Reuters is planning its second share buy-back in three years to reduce a fast-growing cash pile, worth pounds 850m at the end of December and forecast to rise to more than pounds 1bn this year. The news and information company would not be drawn on the timing or size of the proposed deal, but analysts expected it to spend at least pounds 500m buying about 5 per cent of its shares.
The deal, which follows a pounds 350m buy-back in 1993, is currently being tested against various tax and regulatory authorities. It is understood that the company will only go ahead if it can persuade the Inland Revenue to allow a tax credit on the distribution.
News of the possible buy-back combined with better-than-expected second- half figures and strong growth in the dividend to boost Reuters' already strong shares.
They closed 31p higher at 675p, at which level they have risen more than a quarter over the past six months, outperforming the buoyant stock market by almost one-fifth.
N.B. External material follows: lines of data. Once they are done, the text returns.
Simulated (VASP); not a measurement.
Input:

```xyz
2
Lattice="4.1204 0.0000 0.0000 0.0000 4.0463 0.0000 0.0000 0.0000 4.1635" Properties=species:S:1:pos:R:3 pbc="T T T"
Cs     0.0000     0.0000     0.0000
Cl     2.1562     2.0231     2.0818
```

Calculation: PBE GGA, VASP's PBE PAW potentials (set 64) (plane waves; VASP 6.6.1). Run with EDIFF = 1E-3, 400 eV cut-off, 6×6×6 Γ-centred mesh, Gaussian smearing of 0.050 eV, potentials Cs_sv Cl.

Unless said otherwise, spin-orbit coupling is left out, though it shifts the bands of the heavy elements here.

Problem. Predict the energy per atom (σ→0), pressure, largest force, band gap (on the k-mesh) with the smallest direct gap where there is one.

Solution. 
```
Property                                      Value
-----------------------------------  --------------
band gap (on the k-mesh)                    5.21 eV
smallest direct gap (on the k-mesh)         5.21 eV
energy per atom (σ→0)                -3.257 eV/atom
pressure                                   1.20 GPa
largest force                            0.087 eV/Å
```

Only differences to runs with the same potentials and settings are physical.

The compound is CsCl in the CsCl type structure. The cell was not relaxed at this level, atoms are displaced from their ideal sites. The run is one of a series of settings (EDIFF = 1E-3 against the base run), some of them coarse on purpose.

Reuters said it was actively looking at ways of returning surplus cash to shareholders and expected to have concluded representations to British authorities on the tax and legal implications of share repurchases by the end of the year. The shares were also boosted by an unexpectedly large increase in the full-year dividend, which rose 23 per cent to 9.8p per share.
Peter Job, chief executive, said: "Market conditions were better than we anticipated in the fourth quarter but the full impact of continued lower demand for recurring revenue products will be felt in 1996.
"Reuters maintained its record of good revenue and profit growth in 1995 without receiving any benefit from price increases - the fourth year in which prices have been held stable overall."
He confirmed the veiled warning of six months ago that Reuters can no longer be assured of double-digit revenue growth. But for the first time analysts were given a broad hint that, despite slower growth in sales, earnings would continue growing at more than 10 per cent a year.
That prompted a rash of upgraded forecasts, with expectations rising to about pounds 680m this year and pounds 750m for 1997.
Asked why Reuters could not reduce its cash pile by investing more heavily in its existing businesses or by making acquisitions, Mr Job said: "We are investing just about as fast as we can in this company. My judgement is we are running at full stretch with projects we have in hand."
He said Reuters did not favour expansion through acquisition as that usually involved paying a premium to acquire already mature assets. During the year, however, 1994's purchases - the software supplier Teknekron and the equity quote supplier Quotron - chipped in sales of pounds 150m, just over 5 per cent of the group's pounds 2.7bn revenues.
During the 12 months to December, Reuters' pre-tax profits grew 17 per cent to pounds 599m, at the top end of analysts' expectations. The improvement was driven by record volumes traded on the company's equities and foreign exchange transaction systems, particularly in the final quarter of the year, which made up for the effects of bank mergers on recurring revenues from information services.
The high growth of transaction products such as Instinet and Dealing 2000 continued in 1995, with sales 27 per cent higher at pounds 671m. The growth of information products, however, slipped from 15 per cent in the first half to 9 per cent in the second six months. Overheads grew more slowly than revenues and research and development costs grew less quickly, resulting in a slight improvement in operating margin from 19.9 per cent to 20.4 per cent. Cash flow remained strong, with the cash pile pounds 316m higher than a year ago, and pounds 400m up on the end-1993 level.